A day in the life of a typical food and beverage consumer in North America is faster paced than ever. With more people working longer hours, leading busier lifestyles and facing longer commutes than ever, there’s often less time and energy to find, prepare and eat food in a traditional way.

Today’s consumers are always on the move, often connected to devices and frequently craving convenient snack and beverage options between destinations.

This “on-the-go” trend spans gender, age and lifestyle. It’s just as pertinent to busy young parents and athletic retirees as it is for connected Millennials and middle-aged professionals. You may be one of these consumers without even realizing it.
changing consumer demand

Market research suggests on-the-go is here to stay as brands appeal to increasing consumer demand for more convenience, connectivity, mobility, a need for portable meal replacements and a commuter culture.

The desire for portability is particularly great among younger consumers, with 48 percent saying they prefer eating meals on the go, and 44 percent saying convenience is more important than cuisine, according to Y-Pulse.1

While the home remains the most popular place to snack (82 percent of snack eaters), 29 percent snack at work, according to a 2017 Transumers, Mintel Trend Report. Another 13 percent do so on the go.

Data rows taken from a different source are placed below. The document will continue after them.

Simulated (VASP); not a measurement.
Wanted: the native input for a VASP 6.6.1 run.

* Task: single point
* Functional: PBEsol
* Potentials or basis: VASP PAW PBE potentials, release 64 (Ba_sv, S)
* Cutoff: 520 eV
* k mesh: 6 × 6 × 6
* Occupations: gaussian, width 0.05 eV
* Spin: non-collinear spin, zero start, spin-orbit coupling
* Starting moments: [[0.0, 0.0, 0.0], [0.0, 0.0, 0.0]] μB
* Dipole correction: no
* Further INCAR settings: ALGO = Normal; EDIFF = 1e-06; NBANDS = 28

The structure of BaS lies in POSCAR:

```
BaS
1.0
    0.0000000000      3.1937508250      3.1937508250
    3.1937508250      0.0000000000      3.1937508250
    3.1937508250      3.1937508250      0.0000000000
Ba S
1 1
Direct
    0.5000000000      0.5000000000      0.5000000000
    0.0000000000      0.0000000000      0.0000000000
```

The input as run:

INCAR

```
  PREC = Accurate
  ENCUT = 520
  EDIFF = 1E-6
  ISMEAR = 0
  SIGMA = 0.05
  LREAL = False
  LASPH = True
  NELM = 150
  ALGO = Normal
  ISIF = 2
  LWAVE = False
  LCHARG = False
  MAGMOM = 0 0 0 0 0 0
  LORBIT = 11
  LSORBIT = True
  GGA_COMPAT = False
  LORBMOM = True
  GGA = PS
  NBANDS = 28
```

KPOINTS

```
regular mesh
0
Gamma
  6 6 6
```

The same Mintel report found that 53 percent of adults bought grab-and-go meals last year in the United Kingdom. In the U.S., 37 percent of consumers buy made-to-order and fresh foods and beverages from convenience stores because it’s on the way to a destination. With 35 percent of meals eaten by Millennials equating to snacks, it’s likely that these purchases occurred during off-peak dining hours and served as makeshift breakfasts, lunches or dinners.2

It could be said that today’s consumers view the convenience store as their refrigerator. They want snackable items at a moment’s notice instead of big containers on a preset schedule.

Four Key Considerations

So what should packaging companies do in a world where consumers are less inclined to cook at home or make a big trek to the grocery store? Here are four key considerations to help food and beverage companies better reach these on-the-go consumers in meaningful ways.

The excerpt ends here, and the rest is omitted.